The first
step that needs to be done is to allow for sufficient
world knowledge. To extend the world knowledge, the first
steps are to investigate on some large sets of rules specifying allowable
discourse entities we can assume are inter-inferable. The WordNet
maybe helpful for this procedure, though the problem will become strongly
related to the word sense disambiguation problem, which in itself, is already
an intricate problem. Second, the algorithm
should be scaled up to handle global discourse coherence.
The algorithm needs to somehow acknowledge the title of the text.
Conceptually, having “read” the title, the algorithm would “point” to the
corresponding set of relevant rules it derived from the WordNet and map
the noun phrases it encounters in the body of the text to the set of rules.
This would correspond to a human reading a title
and recalling some of his/her already existing knowledge on the
topic, and then relating what (s)he recalls to what (s)he would then read.

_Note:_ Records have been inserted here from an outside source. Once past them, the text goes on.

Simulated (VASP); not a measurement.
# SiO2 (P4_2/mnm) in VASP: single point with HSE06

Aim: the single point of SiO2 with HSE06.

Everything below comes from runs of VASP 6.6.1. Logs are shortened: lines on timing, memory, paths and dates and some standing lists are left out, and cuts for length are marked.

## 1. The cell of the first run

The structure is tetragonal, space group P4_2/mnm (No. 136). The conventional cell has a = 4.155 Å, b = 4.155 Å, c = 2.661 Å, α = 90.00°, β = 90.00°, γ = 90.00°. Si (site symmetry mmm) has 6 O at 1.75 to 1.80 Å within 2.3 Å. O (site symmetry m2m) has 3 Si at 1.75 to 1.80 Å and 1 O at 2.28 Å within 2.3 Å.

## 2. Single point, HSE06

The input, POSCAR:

The third step involves keeping a separate
list of frequently appearing words that are
in the subject position. The more frequent a word, the higher it
is ranked in this second discourse entity list. This most highly
ranked element that matches the target referent will be the antecedent
if there is no antecedent to be found in the original discourse entity
list. I only include those words that are in the subject position
due to the strong evidence (GGG93) that the subject will be referred to
again. Since the algorithm processes the text incrementally, each
element in the second entity list will only give number of occurrences
of that element so far. But building from the fact that subject of
a sentence (the probable center of the utterance) is positioned towards
the beginning of the sentence, the key words in a document would also be
towards the beginning of the document. Thus the second entity list
should be able to provide the algorithm with a “global picture”, and so
encouraging global coherence.
I also propose a solution
that will solve the problems arising from (a) incremental
update and (b) the noun phrase “A and B” – evoking two different
discourse entities: “A and B”, and “A” and “B”.
The idea imitates what human beings do. Humans read a sentence from
left to right, processing each word incrementally. When he encounters
one of the two situations mentioned above, he assigns
the target referent with an “unknown” tag without affecting his
big picture understanding of the document so far. With situation
(a), he knows from experience that the identity of the “unknown” tag will
be revealed later in the sentence. He will replace the tag with the
first discourse entity that satisfies the three constraints. With
situation (b), there is more freedom and the tag may never again be reassigned.
He knows that if this is the case, then it is intended by the writer and
no matter which interpretation he chooses, it will not affect his comprehension
of the document. An algorithm can imitate what a human does in situation
(a) with relative ease. And for situation (b), the algorithm must
have both interpretations ready in the discourse entity list. Their
relative order with respect to each other does not matter, since only one
will be chosen, if any.